All configured main inputs are merged before processing, and the outputs are written in each sink configured. In this pipeline, side inputs are existing open gaps that can be closed while processing.

You can see more configuration examples here.

Note

The key "options" can be used for custom configuration of each pipeline type. For example, you can pass any option available in the Apache Beam Pipeline Options.

Caution

Date ranges are inclusive for the start date and exclusive for the end date.

BigQuery output schema

The schema for the output gap events table in BigQuery is defined in pipe_gaps/pipeline/schemas/ais-gaps.json.

BigQuery data persistence pattern

When an open gap is closed, a new gap event is created.

In the case of BigQuery output, this means that we are using a persistence pattern that matches the slowly changing dimension type 2 (always add new rows). In consequence, the output table can contain two gap events with the same gap_id: the old open gap and the current closed active gap. The versioning of gaps is done with a timestamp gap_version field with second precision.

To query all active gaps, you will just need to query the last versions for every gap_id.

For example,

SELECT *
    FROM (
      SELECT
          *,
          MAX(gap_version)
              OVER (PARTITION BY gap_id)
              AS last_version,
      FROM `world-fishing-827.scratch_tomas_ttl30d.pipe_ais_gaps_filter_no_overlapping_and_short`
    )
    WHERE gap_version = last_version

Another alternative:

SELECT *
    FROM `world-fishing-827.scratch_tomas_ttl30d.pipe_ais_gaps_filter_no_overlapping_and_short`
    QUALIFY ROW_NUMBER() OVER (PARTITION BY gap_id ORDER BY gap_version DESC) = 1

Using from CLI

Instead of running from python code, you can use the provided command-line interface.

(.venv) $ pipe-gaps
usage: pipe-gaps [-h] [-c ] [--pipe-type ] [--save-stats | --no-save-stats] [--work-dir ] [-v] [--threshold ] [--sort-method ] [--show-progress | --no-show-progress]
                 [--eval-last | --no-eval-last] [--norm | --no-norm]

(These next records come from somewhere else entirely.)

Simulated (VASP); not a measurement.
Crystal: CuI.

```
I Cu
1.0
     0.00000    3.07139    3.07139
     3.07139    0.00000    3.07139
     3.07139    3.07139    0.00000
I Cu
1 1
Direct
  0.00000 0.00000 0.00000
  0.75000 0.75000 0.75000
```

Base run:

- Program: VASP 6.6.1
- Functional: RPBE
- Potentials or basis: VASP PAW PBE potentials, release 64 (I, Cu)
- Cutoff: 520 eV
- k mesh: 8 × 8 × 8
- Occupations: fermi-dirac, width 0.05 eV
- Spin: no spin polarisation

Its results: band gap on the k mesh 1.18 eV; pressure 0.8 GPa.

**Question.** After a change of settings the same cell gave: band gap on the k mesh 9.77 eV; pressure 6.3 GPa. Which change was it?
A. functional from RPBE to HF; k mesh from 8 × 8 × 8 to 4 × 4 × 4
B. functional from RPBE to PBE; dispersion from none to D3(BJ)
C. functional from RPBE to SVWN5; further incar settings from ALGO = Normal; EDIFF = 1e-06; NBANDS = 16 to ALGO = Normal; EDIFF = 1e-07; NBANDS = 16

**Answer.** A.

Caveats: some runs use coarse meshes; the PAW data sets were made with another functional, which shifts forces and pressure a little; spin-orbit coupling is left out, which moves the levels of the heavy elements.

    Detects time gaps in AIS position messages.
    The definition of a gap is configurable by a time threshold.

options:
  -h, --help                           show this help message and exit
  -c  , --config-file                  JSON file with pipeline configuration (default: None).
  --pipe-type                          Pipeline type: ['naive', 'beam'].
  --save-stats, --no-save-stats        If passed, saves some statistics.
  --work-dir                           Directory to use as working directory.
  -v, --verbose                        Set logger level to DEBUG.

pipeline core process:
  --threshold                          Minimum time difference (hours) to start considering gaps.
  --sort-method                        Sorting algorithm.
  --show-progress, --no-show-progress  If passed, renders a progress bar.
  --eval-last, --no-eval-last          If passed, evaluates last message of each SSVID to create an open gap.
  --norm, --no-norm                    If passed, normalizes the output.

Example: 
    pipe-gaps -c config/sample-from-file-1.json --threshold 1.3

Note

Any option passed to the CLI not explicitly documented will be inside "options" key of the configuration (see above).

Implementation details

The pipeline is implemented over a (mostly) generic structure that supports:

  1. Grouping all main inputs by some composite key with SSVID and a time interval (TI). For example, you can group by (SSVID, YEAR).
  2. Grouping side inputs by SSVID.
  3. Grouping boundaries (first and last AIS messages of each group) by SSVID.
  4. Processing main inputs groups from 1.
  5. Processing boundaries from 4 together with side inputs from 2, both grouped by SSVID.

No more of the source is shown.